Thread: [HACKERS] How can I find a specific collation in pg_collation when using ICU?

Hello,

I tried to find a particular collation name in pg_collation, but I
cannot understand the naming convention after reading the following
article.  Specifically, I want to find out whether there is some
collation equivalent to Japanese_CI_AS in SQL Server, which means
Japanese, case-insensitive, and accent sensitive.  Could you tell me
how to do this?  Is there any room to improve the PG manual?

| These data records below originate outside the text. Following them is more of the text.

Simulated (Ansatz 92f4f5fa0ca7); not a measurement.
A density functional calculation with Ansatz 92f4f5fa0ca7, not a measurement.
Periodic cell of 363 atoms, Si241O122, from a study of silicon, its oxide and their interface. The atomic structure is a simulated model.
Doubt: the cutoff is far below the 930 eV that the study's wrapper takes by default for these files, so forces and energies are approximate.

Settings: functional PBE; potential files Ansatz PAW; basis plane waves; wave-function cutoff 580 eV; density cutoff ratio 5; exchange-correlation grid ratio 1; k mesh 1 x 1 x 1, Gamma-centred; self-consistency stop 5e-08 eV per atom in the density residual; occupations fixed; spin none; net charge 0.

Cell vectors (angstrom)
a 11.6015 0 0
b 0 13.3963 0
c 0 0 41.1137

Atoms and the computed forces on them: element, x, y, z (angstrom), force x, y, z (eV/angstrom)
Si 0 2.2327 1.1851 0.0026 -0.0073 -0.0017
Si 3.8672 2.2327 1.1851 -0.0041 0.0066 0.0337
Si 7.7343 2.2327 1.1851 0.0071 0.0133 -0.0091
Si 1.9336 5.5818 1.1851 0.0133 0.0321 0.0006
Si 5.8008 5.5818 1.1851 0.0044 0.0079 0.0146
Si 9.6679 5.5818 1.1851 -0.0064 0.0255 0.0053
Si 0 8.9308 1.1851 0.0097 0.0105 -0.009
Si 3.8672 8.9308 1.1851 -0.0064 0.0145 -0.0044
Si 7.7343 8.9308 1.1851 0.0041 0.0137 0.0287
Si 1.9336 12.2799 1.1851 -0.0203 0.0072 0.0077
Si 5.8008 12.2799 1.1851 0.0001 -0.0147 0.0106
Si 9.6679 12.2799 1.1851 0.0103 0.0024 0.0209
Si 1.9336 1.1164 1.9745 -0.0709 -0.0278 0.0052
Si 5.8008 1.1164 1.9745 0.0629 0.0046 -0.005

https://www.postgresql.org/docs/devel/static/collation.html
--------------------------------------------------
23.2.2.2.2. ICU collations

With ICU, it is not sensible to enumerate all possible locale names.
ICU uses a particular naming system for locales, but there are many
more ways to name
a locale than there are actually distinct locales. (In fact, any
string will be accepted as a locale name.) See
http://userguide.icu-project.org/locale
for information on ICU locale naming.
--------------------------------------------------


Regards
MauMau




Re: [HACKERS] How can I find a specific collation in pg_collationwhen using ICU?

From
Peter Eisentraut
Date:
On 8/9/17 08:38, MauMau wrote:
> I tried to find a particular collation name in pg_collation, but I
> cannot understand the naming convention after reading the following
> article.  Specifically, I want to find out whether there is some
> collation equivalent to Japanese_CI_AS in SQL Server, which means
> Japanese, case-insensitive, and accent sensitive.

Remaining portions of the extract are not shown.